For a long time I could not wrap my mind around the poisoning of Alexander Litvinenko. Later I had trouble believing that Sergei Skripal had been poisoned by the Kremlin, until the evidence became incontrovertible. I could not explain to myself why Moscow had gone to such trouble and taken so much risk in order to get rid of relatively minor figures. Eventually I admitted to myself that Litvinenko’s intention to expose Putin’s connections to organized crime might have seemed to the latter a compelling reason to get rid of the former. I still could not rationalize the Skripal case. I gave up, telling myself to stop rationalizing paranoia and human evilness in general.
Then I came across an explanation that seems to work for me. It’s frightening and I wouldn’t have been able to stomach it, say, five years ago. Here it is: The poisonings reported so far are the tip of an iceberg. From the media, we know about other suspicious deaths that may have been assassinations; plus, a number of deaths that should have been investigated may have gone unreported. In other words, what if we only get to observe the assassins’ failures, and what if their failure rate is low?

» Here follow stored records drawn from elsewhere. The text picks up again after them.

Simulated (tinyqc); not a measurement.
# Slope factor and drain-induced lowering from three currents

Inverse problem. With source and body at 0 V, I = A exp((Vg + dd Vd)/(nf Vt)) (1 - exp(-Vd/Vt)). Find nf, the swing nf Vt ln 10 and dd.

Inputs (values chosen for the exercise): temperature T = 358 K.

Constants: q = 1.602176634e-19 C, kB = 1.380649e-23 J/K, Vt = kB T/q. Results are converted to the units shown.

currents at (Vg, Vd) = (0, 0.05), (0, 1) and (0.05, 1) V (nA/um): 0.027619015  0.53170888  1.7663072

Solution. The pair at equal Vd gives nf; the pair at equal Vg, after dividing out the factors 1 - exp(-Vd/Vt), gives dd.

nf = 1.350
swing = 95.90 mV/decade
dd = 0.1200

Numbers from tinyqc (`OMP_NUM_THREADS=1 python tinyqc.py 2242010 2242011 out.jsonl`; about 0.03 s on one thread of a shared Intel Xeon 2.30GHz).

Now suppose that some dictator had a small but efficient hit squad at his disposal. Over the years, he would be tempted to use it to “solve” more and more “problems.” The overuse would damage the killing machine. Success breeds complacency; complacency leads to negligence; negligence ends in fiasco. But even with a constant failure rate, scaling up the operation would produce more instances of failure. Perhaps half a dozen “liquidations” per year could remain undetected for a half a dozen years. Crank them up by a factor of ten, and an embarrassing flop happens within the first year and jeopardizes the whole enterprise.
Perhaps murder can become an addiction after all, while killing a particularly dangerous enemy could be an act of self-realization.